How is taxonomy information injected into BLAST databases?
My application logic is requiring me to rebuild nr from the fasta file (ftp://ftp.ncbi.nlm.nih.gov/blast/db/FASTA/) because I need to make some custom changes to the sequence headers:
In that file the headers does not seem to have taxonomy information other than the name of the taxonomy rank in brackets like this [Bacillus]. That doesn't seem to be enough to perform extractions using blasdbcmd like this
$ blastdbcmd -db nr -entry all -outfmt "%g %T" | \
awk ' { if ($2 == 9606) { print $1 } } ' | \
blastdbcmd -db nr -entry_batch - -out human_sequences.txt
There is an option called taxid_map in makeblastdb but where do I get the mapping file?
I guess a simpler way to ask my question is what command does NCBI use to make their nr database from the nr fasta file?

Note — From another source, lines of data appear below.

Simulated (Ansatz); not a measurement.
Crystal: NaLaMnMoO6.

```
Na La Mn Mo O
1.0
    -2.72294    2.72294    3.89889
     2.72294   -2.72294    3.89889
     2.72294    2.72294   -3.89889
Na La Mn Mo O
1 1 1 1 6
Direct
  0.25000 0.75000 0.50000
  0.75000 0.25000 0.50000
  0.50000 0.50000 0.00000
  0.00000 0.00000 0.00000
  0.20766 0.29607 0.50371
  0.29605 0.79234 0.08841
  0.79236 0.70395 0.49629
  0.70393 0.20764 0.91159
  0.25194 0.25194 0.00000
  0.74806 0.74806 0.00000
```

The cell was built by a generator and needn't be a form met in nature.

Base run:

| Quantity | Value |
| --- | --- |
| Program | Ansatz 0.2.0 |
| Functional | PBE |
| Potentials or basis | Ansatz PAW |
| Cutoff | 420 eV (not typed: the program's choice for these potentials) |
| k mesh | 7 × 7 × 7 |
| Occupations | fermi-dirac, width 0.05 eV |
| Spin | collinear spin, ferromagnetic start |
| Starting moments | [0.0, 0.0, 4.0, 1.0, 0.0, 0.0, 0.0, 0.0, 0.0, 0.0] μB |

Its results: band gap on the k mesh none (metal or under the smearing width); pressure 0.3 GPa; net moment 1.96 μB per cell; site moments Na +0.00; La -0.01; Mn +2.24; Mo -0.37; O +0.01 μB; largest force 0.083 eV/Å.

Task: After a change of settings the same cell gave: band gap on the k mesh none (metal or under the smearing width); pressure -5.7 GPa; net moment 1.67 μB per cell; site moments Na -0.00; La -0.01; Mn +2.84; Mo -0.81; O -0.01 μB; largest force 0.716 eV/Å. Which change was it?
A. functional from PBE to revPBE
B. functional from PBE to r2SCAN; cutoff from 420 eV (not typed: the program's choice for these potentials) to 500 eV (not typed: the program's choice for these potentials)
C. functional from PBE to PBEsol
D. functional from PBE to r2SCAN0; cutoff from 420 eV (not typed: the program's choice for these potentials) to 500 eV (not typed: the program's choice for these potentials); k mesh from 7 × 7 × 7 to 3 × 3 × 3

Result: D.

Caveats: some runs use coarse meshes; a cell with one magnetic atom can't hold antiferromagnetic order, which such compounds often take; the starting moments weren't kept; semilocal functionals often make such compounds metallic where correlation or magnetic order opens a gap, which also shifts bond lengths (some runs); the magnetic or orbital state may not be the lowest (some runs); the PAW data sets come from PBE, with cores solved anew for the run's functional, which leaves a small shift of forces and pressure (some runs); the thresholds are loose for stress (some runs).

Thanks for your suggestion. Your suggestion works for preformatted nr database downloaded from NCBI. However I need to make the nr database from scratch from the fasta file (because I need to add some information to sequence headers in the nr fasta file).
My question is similar to this one how to makeblastdb with taxon id's
Any thoughts on this?
I believe that as long as the accession numbers are the same you'd get the same behavior, hence you would not need to do anything in particular. My expectation is that the blast TaxDB is indexed by accession numbers.
If you also wanted to build your own custom taxonomy - then you'd have to build it with
makeblastdb
as you suspect. The mapping files are at:ftp://ftp.ncbi.nlm.nih.gov/pub/taxonomy/
Also, there's a lot things in here. What should i download to get the [-taxid TaxID] [-taxid_map TaxIDMapFile] needed for makeblastdb?
Hello Istvan,
I would also like to do the blast with taxon information as well using the swissprot database however i haven't found detailed instruction of doing it. What I did first is to download the taxonomy database as per instruction but i got error.
perl update_blastdb.pl taxdb --decompress Connected to NCBI taxdb not found, skipping.
Can you help me with what should I do first because it seems like you know how to do this. Thank you!